In re-reading Romans 1 today, I could not help but reflect on two major exchanges recorded in Scripture. The first one is found in Paul’s letter to the church at Rome:

The wrath of God is being revealed from heaven against all the godlessness and wickedness of people, who suppress the truth by their wickedness, since what may be known about God is plain to them, because God has made it plain to them. For since the creation of the world God’s invisible qualities—his eternal power and divine nature—have been clearly seen, being understood from what has been made, so that people are without excuse.

ImageFor although they knew God, they neither glorified him as God nor gave thanks to him, but their thinking became futile and their foolish hearts were darkened. Although they claimed to be wise, they became fools and exchanged the glory of the immortal God for images made to look like a mortal human being and birds and animals and reptiles.

Therefore God gave them over in the sinful desires of their hearts to sexual impurity for the degrading of their bodies with one another. They exchanged the truth about God for a lie, and worshiped and served created things rather than the Creator—who is forever praised. Amen. (Romans 1:18-25)

Here humankind makes the exchange. They exchanged the true God for false gods and therefore ended up worshiping that which they themselves created. The consequences of this action are disaster. God allows people to make this choice and to face the consequences. It leads to a downward spiral and deeper depravity and ultimately to death and separation from God. This is NOT a good exchange.

The second exchange that came to mind is more positive. It is also found in one of Paul’s letters, this one to the church in Corinth:

God made him who had no sin to be sin for us, so that in him we might become the righteousness of God. (2 Corinthians 5:21)

Although the word “exchange” is not used, an exchange is exactly what takes place. Through His sacrifice on the cross, Jesus took the sin that belonged to you and me and made it His. He died for sin paying the full penalty.  He takes our sin; we get His righteousness! The very thought of it still blows my mind. How great a God we have! How great a love He has shown! How great a Savior we worship!

The first exchange shows the downward direction of humanity sinking deeper and deeper into sin. There is willfulness about it, stubbornness. As a child stomps his or her little foot and says, “I will not!” (insert pouted lip here), human beings stomp their collective foot at the thought of a God who is Creator and Sovereign and declared, “We will not! We will do it our way! We will make our own rules! We are our own gods!”

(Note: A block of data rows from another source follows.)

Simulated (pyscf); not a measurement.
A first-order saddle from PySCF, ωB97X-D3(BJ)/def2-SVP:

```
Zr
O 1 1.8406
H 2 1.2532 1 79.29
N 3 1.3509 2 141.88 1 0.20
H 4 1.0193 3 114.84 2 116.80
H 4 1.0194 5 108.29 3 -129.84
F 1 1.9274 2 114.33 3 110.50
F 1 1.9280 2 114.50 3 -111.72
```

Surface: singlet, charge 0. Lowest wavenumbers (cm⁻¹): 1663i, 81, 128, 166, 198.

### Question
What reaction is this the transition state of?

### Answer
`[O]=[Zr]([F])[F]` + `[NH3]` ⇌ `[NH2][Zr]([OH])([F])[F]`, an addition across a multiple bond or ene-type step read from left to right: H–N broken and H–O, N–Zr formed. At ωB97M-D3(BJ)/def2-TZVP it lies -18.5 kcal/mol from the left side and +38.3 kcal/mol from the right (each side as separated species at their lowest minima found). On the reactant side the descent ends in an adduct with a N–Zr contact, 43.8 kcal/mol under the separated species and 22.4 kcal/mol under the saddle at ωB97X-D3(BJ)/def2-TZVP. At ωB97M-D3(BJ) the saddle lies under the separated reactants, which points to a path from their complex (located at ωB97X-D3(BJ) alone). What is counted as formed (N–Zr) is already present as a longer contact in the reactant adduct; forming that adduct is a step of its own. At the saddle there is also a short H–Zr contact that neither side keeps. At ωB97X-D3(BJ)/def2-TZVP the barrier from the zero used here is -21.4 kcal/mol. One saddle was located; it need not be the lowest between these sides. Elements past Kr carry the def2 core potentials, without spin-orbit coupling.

But Jesus gives us a simple warning: For those who exalt themselves will be humbled, and those who humble themselves will be exalted. (Matthew 23:12)

Rather than demanding God acquiesce to our view of the universe, the humble person recognizes that there is a God who created him and has a claim on his life. Such a person will seek God’s will for this life and for eternity. What he discovers is that God has opened wide the gates to Heaven for all those who embrace His Son as Savior.

What might be the theme song of your life? “I Did It My Way” or “Have Thine Own Way, Lord”?